SoFi (SOFI 2.70%) went public through a special purpose acquisition company, or SPAC, in early 2021 by combining with a blank-check company sponsored by Chamath Palihapitiya. Shares of the blank-check company started trading in late 2020 for $10, and SoFi currently trades for a little more than twice that amount. In this case, a $1,000 investment would be worth about $2,030 today.

However, you wouldn't have known you were investing in SoFi back then. The January 2021 announcement of SoFi's SPAC merger caused shares to rise.

If you had bought shares on the day of the merger announcement, you'd still be up, but not by nearly as much. SoFi spiked so high on news it was going public that your $1,000 in January 2021 would be worth $1,109 today.

Man using mobile phone.

Image source: Getty Images.

There have been plenty of opportunities to buy in the years since. In the 2022 bear market, SoFi traded for less than $5 per share at certain points. It's fair to say that many early SoFi investors, especially those who built their positions over time, have generated strong returns on their investments.

Why has SoFi performed better than most SPACs?

It's no secret that the majority of 2020-2021 SPAC initial public offerings (IPOs) haven't exactly been good investments, but SoFi is one of the notable exceptions. There are numerous reasons, but the short explanation is that the business has performed incredibly well.
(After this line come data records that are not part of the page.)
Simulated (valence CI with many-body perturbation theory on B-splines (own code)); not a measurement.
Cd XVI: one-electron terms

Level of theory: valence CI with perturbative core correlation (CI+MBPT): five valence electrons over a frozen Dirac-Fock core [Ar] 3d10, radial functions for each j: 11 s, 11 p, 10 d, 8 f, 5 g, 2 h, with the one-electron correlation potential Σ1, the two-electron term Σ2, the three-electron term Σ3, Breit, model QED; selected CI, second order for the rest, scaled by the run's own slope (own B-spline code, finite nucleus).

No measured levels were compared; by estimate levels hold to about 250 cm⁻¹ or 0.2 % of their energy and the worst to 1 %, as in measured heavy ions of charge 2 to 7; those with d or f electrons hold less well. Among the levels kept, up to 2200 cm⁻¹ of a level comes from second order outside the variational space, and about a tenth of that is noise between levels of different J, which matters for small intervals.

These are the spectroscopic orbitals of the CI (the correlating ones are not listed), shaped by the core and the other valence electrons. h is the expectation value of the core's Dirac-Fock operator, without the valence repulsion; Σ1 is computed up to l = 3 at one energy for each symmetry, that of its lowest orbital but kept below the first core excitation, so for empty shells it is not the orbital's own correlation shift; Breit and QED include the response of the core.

About a year after the SPAC announcement, SoFi became a chartered bank and had less than 3.5 million members at the end of 2021. Now, it has more than triple that amount.

Adjusted earnings before interest, taxes, depreciation, and amortization (EBITDA) went from $30 million in 2021 to an estimate of nearly $1 billion for 2025. SoFi recently celebrated its first full year of GAAP profitability, a term that sadly hasn't been associated with too many ex-SPACs.